I’ve decided to start learning WebGL for an app I have in mind and I’m kinda torn between threejs and babylonjs. I’ll need to be able to have fine orbiting camera controls with dynamic reference/center points, since the app will be used to inspect architecture scans taken via 3d photogrammetry, and it’s not alway viable to rotate the entire scene around the model’s center point.
Sketchfab seems to do this wonderfully: Valdebárzana Church, 12th century - Asturias - 3D model by Raiz (@RaizVR) [d63e000] - Sketchfab I don’t completely understand what’s being done here but it feels like at the same time I can orbit around the center, move around like in a game and doubleclick to focus and orbit around a specific point in the mesh.

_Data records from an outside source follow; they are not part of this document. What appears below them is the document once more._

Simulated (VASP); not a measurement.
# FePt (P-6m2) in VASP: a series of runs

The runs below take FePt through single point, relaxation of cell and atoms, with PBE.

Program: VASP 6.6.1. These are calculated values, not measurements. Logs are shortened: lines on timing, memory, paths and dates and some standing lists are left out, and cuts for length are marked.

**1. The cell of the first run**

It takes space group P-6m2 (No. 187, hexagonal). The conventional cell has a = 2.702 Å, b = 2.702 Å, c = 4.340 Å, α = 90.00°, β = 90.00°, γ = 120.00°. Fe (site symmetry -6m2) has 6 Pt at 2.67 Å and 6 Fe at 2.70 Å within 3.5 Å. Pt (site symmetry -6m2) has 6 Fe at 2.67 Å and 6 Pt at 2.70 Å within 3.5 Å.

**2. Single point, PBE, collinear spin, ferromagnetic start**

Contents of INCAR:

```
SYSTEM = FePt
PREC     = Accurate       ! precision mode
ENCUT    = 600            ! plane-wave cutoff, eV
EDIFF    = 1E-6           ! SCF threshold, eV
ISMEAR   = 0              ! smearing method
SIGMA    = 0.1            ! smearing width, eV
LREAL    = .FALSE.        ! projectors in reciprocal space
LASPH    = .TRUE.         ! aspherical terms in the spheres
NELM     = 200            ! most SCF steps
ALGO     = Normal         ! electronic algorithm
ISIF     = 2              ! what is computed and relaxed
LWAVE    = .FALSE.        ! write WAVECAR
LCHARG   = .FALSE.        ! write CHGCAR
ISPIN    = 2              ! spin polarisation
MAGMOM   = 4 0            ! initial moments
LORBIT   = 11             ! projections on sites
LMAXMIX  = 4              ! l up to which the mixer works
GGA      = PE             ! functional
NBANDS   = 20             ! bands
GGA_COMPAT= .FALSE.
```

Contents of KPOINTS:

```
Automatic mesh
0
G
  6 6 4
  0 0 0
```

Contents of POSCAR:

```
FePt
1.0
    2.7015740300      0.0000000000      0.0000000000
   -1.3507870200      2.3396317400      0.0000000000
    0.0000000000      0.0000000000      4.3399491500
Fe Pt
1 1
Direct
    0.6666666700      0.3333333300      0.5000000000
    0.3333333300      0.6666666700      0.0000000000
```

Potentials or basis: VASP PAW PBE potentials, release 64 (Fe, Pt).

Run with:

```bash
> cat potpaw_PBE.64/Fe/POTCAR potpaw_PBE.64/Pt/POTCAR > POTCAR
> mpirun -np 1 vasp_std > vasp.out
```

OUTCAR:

Since I want to start with one framework and not dabble with both simultaneously, I went over all the demos and examples to see which would be a better fit. A heads up: I’ve got zero 3D experience except for a few hours in Blender.
The thing I noticed that I liked far more in threejs projects and examples is the camera control for fine navigation. It feels snappy and proportional, much like Blender. On the other hand, bablyon’s feels off, no matter which demo I’ve tried. I’ve tried playing with the camera code in the playground but I’m missing a lot of basics to understand what I’m doing. So, sorry if all of this sounds a bit misguided and that I’m missing basics, because I actually am
Some of the things I’ve noticed about babylonjs’ camera:
- There is a lot of interpolation going on when orbiting and when zooming, with a weird acceleration curve. I couldn’t find any option to tweak the tween duration or the curve.
- Disabling the acceleration makes the camera become either too responsive, or unresponsive when panning and orbiting.
- Zooming in seems to accelerate the closer you are to the center of the scene in some examples, making it impossible to make fine adjustments, or in some examples it deccelerates getting you “stuck” in the max zoom level. In threejs and in Blender the zoom feels proportional to the current zoom level.
- Panning the camera feels unresponsive in most examples
- I haven’t seen an option where it’s possible to zoom in on the cursor’s position, or orbit around the current selection, but I guess this is possible to do programatically.